Loop problem while iterating through a list and removing recurring elements

Question

I want to iterate through a list, and remove the items that count more than once, so they don't get printed repeatedly by the for loop.

However, some items appearing only one time in the list seem to get affected too by this, and I can't figure out why.
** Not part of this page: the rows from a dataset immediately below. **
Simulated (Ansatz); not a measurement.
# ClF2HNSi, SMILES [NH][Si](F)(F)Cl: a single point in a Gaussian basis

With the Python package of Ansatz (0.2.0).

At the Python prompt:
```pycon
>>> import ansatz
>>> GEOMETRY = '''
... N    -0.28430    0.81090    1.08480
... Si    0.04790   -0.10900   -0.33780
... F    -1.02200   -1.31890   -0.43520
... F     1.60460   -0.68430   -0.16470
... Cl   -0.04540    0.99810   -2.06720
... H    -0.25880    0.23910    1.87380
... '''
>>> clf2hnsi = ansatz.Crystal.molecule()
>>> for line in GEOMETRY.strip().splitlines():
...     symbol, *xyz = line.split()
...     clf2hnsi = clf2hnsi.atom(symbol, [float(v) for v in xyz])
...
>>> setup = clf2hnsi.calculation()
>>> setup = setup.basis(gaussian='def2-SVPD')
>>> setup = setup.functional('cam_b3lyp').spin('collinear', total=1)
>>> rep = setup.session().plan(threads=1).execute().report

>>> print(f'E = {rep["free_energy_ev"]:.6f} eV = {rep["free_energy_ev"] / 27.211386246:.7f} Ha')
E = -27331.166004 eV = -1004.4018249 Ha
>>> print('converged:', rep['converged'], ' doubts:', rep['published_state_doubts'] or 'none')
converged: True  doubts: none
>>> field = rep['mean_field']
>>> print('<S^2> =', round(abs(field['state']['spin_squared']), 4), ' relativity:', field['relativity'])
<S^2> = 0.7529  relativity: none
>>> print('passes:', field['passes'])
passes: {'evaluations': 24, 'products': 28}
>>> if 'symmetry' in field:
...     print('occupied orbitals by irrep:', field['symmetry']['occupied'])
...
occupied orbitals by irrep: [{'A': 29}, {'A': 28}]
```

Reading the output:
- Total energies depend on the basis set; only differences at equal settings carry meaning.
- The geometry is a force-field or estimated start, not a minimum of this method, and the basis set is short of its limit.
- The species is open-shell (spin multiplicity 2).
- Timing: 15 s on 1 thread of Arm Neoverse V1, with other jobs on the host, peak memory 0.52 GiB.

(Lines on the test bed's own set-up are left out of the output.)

Any input would be greatly appreciated.

Example Output:

listy = [2,2,1,3,4,2,1,2,3,4,5]
for i in listy:
  if listy.count(i)>1:
    print i, listy.count(i)
    while i in listy: listy.remove(i)
  else:
    print i, listy.count(i)

Outputs:

 2 4
 3 2
 1 2

thus ignoring completely 4 and 5.

Do you want only to print, or to get the list slimmed down also ? — eyquem, Aug 20 '11 at 11:46
Do you want the prints to be done in the same order than the elements have in **listy** ? — eyquem, Aug 20 '11 at 13:09

score 5 · Accepted Answer · answered Aug 20 '11 at 11:35

5

You should not modify a list while iterating over it. This one should work:

listy = [2,2,1,3,4,2,1,2,3,4,5]
found = set()
for i in listy:
    if not i in found:
        print i, listy.count(i)
        found.add(i)

The result is:

answered Aug 20 '11 at 11:35

Achim

15,415
15
80
144

your solution is much nicer than mine. :) I didn't think of the set and that you can test on the fly if the element was already in there... – Arne Aug 20 '11 at 11:36
Can I use a list in place of the set? Why exactly is a set preferred? – Louis93 Aug 20 '11 at 12:05
1

Yes, you can. But sets are faster. It's not important for such small lists, but if your data grows. – Achim Aug 20 '11 at 12:13
1

Your solution is: "maintain a set of numbers seen and print if not in the set." You may as well just build the set from the list and print the set. `for x in set(listy): print x` – hughdbrown Aug 20 '11 at 13:23
I'd just like to reiterate what hughdbrown said. The set() solution is a good one, but it should basically be a one-liner. – Vorticity Aug 20 '11 at 21:22
Thanks! And thanks to everyone else here as well. I learned a lot from all the answers, they were all really well written. – Louis93 Aug 21 '11 at 13:34

score 3 · Answer 2 · 2011-08-20T12:02:29.710

The reason for your problems is that you modify the list while you are iterating over it.

If you don't care about the order in which items appear in the output and don't care about the count, you can simply use use a set:

>>> listy = [2,2,1,3,4,2,1,2,3,4,5]
>>> print set(listy)
set([1, 2, 3, 4, 5])

If you do care about the count, use the Counter class from the collections module in the Standard Library:

>>> import collections
>>> collections.Counter(listy)
Counter({2: 4, 1: 2, 3: 2, 4: 2, 5: 1})
>>> c = collections.Counter(listy)
>>> for item in c.iteritems():
...     print "%i has a count of %i" % item
... 
1 has a count of 2
2 has a count of 4
3 has a count of 2
4 has a count of 2
5 has a count of 1

If you do care about both the order and the count, you have to build a second list:

>>> checked = []
>>> counts = []
>>> for item in listy: 
>>>     if item not in checked: 
>>>         checked.append(item) 
>>>         counts.append(listy.count(item))
>>> print zip(checked, counts)
... [(2, 4), (1, 2), (3, 2), (4, 2), (5, 1)]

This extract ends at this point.